Kamloops filmmaker hopes music video will help ‘take down walls’

Nov 13, 2018 | 2:19 PM

KAMLOOPS — A proposed music video has become a passion project for a local filmmaker, who recently received a $10,000 grant from Storyhive.

Vesta Giles is partnering with Brian Tate, a composer and conductor from Vancouver, who created a song called “Take Down These Walls” in response to the current U.S. White House administration’s plans and rhetoric around building a wall at the U.S.-Mexico border.

WATCH: This is Giles’ pitch video for Storyhive (Video Credit: YouTube / Vesta Giles)

“This song he originally wrote when he was at a choral conference in Washington D.C., and it was the beginning time that Donald Trump was starting to talk about building this wall,” says Giles. “Brian was just outraged, and his whole thing is not building walls — his whole thing is about tearing walls down… He just wrote this song and it’s been performed by more than 60 choirs around the world.”

Tate works with the City Soul Choir based out of Vancouver, which is comprised of 100 people who sing about peace, inclusion and being kind, Giles says. 

To set this project apart, Giles says the team has recruited deaf performer Landon Krentz, who’s well known for deaf interpretation and deaf arts in Vancouver. He’ll be signing throughout the music video, which Giles says is an important part of the theme.

“We have a whole theme for hands, and how hands are the tools that we use to connect with people, and to build walls but also to tear walls down, all kinds of walls,” says Giles, “so we wanted to include sign language in it.”

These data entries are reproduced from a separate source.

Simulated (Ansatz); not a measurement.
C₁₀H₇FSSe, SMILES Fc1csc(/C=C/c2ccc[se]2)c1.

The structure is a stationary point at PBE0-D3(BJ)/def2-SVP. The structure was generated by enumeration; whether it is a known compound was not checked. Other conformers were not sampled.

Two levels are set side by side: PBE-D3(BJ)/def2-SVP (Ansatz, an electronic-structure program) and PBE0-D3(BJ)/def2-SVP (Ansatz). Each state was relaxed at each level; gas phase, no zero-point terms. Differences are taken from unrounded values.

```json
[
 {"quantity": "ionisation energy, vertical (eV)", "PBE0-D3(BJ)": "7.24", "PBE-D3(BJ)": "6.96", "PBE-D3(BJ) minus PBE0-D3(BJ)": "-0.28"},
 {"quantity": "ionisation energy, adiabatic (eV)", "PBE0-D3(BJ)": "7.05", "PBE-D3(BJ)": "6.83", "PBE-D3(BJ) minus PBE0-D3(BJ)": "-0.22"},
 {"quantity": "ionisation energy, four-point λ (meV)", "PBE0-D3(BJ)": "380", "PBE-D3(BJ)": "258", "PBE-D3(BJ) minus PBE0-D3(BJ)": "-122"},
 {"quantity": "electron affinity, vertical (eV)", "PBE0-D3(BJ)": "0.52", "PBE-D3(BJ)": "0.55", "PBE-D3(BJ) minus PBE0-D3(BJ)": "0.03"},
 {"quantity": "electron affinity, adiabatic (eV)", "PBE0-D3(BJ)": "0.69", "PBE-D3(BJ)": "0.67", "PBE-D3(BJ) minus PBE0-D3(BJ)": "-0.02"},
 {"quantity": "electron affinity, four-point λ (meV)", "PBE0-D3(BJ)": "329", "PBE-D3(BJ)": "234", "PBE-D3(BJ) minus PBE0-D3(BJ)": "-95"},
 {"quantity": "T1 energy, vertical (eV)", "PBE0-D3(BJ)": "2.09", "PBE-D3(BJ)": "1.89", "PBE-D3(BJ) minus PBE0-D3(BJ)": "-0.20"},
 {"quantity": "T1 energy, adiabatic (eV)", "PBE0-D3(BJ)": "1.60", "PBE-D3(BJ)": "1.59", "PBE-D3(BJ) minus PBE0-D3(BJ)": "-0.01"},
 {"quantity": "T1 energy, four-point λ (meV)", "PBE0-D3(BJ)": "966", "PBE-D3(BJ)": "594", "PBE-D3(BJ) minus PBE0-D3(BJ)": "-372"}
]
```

Giles and her team are hoping to have all the filming complete in January, and the project is due in April. She urges Kamloops residents to support the local film scene.

“Storyhive is really getting to know Kamloops. I think there’s four projects going right now for Storyhive in Kamloops. If people see the option to vote for a Storyhive project, do it. Vote for Kamloops film productions because it’s really helping us build a film community here in Kamloops.”